Project ICEF (International Cooperative Emulsion Flights) was an international research effort sponsored jointly by the National Science Foundation and the Office of Naval Research, under the direction of Dr. Marcel Schein, professor of physics at the University of Chicago. The objective of the experiment was to expose in the stratosphere during 24 hours two similar gondolas containing emulsion plates to track the path of particles nuclei created by the collision of cosmic rays with them.

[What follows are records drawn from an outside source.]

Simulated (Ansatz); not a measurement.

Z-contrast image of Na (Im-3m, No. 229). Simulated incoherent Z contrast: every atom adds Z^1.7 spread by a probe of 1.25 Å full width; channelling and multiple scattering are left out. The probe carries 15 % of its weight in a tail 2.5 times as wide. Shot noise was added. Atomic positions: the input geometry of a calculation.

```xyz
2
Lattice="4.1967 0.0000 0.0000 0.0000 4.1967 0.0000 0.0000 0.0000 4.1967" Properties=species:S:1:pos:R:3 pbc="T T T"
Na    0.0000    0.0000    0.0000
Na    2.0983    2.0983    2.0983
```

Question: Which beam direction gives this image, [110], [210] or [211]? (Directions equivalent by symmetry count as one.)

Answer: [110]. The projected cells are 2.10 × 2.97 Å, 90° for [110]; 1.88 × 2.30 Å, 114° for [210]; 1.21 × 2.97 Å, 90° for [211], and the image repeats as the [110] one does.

The emulsion plates in each gondola was composed by a stack of 500 special photographic emulsions made by a London firm, measuring 18 x 24 inches, conforming a block weighting near 400 kg. When cosmic rays hit the fine-grain emulsions, they leave microscopic trails, or marks as fingerprints of known or new particles. The collisions can also indicate much about the cosmic ray which created the explosion.
The block was contained in a sealed cilindrical shape gondola made of aluminum, measuring 7 ft long and 3 ft of diameter with a total -full loaded- weight of 800 kgs. At right we can see Dr. Marcel Schein posing along one of the gondolasof the project (click to enlarge).
The best place to launch the huge balloons needed for the task was the deck of an aircraft carrier which sailing with the prevailing winds in open sea, generated an artificial "no wind" condition to allow the vertical inflation and launch of the balloons. For this series of flights the USS Valley Forge was selected, operating in the Caribeean sea, near the Lesser Antilles. The launch operations onboard where in charge of Winzen Research Inc. of Minneapolis.
Balloon launched on: 1/30/1960
Launch site: USS Valley Forge (CV-45)
Balloon launched by: Winzen Research Inc.
Balloon manufacturer/size/composition: Zero Pressure Balloon Winzen - 10.000.000 cuft (290 ft.Dia.)
Balloon serial number: 290.75-100x100-V-4
Flight identification number: WRI 861
End of flight (L for landing time, W for last contact, otherwise termination time): 2/1/1961
Balloon flight duration (F: time at float only, otherwise total flight time in d:days / h:hours or m:minutes - ): 26 h 35m
Landing site: 290 miles SW of San Juan, Puerto Rico
Payload weight: 800 kgs
Gondola weight: 800 kgs
The mission nicknamed Skyhook Bravo-Refly was the second flight of the ICEF effort, and was launched on 30 january 1960, from the deck of the USS Valley Forge by vertical method while sailing south of Puerto Rico, in the Caribeean. It transported the same gondola recovered from the 1st ICEF mission performed four days earlier. In the image above can be seen the flight profile of the balloon (right figure).
Once released the balloon promptly rose to a peak altitude of 113.500 feet, whereupon it began a slow descent which halted twelve hours later at 61.000 feet. Ballast adjustment efforts proved ineffective and the balloon continued to hang at the same level. After nearly 21 hours when the balloon appeared to be heading for South America as occured in the first flight and with nightfall approaching, the gondola was released from the balloon. It amerized in a point 240 miles southwest of San Juan, Puerto Rico. The destroyer USS COMPTON recovered the instrument package after being directed to the scene by a Navy hurricane-hunter aircraft. She then steamed for San Juan to transfer the gondola to a special plane of the Military Air Transport Service for its ?ight to Norfolk, Virginia, then on to Chicago.
The emulsion stack acummulated in all 32 hours of exposure: 5 hours from the Skyhook-Bravo flight and 27 hours from the Skyhook-Bravo-Refly.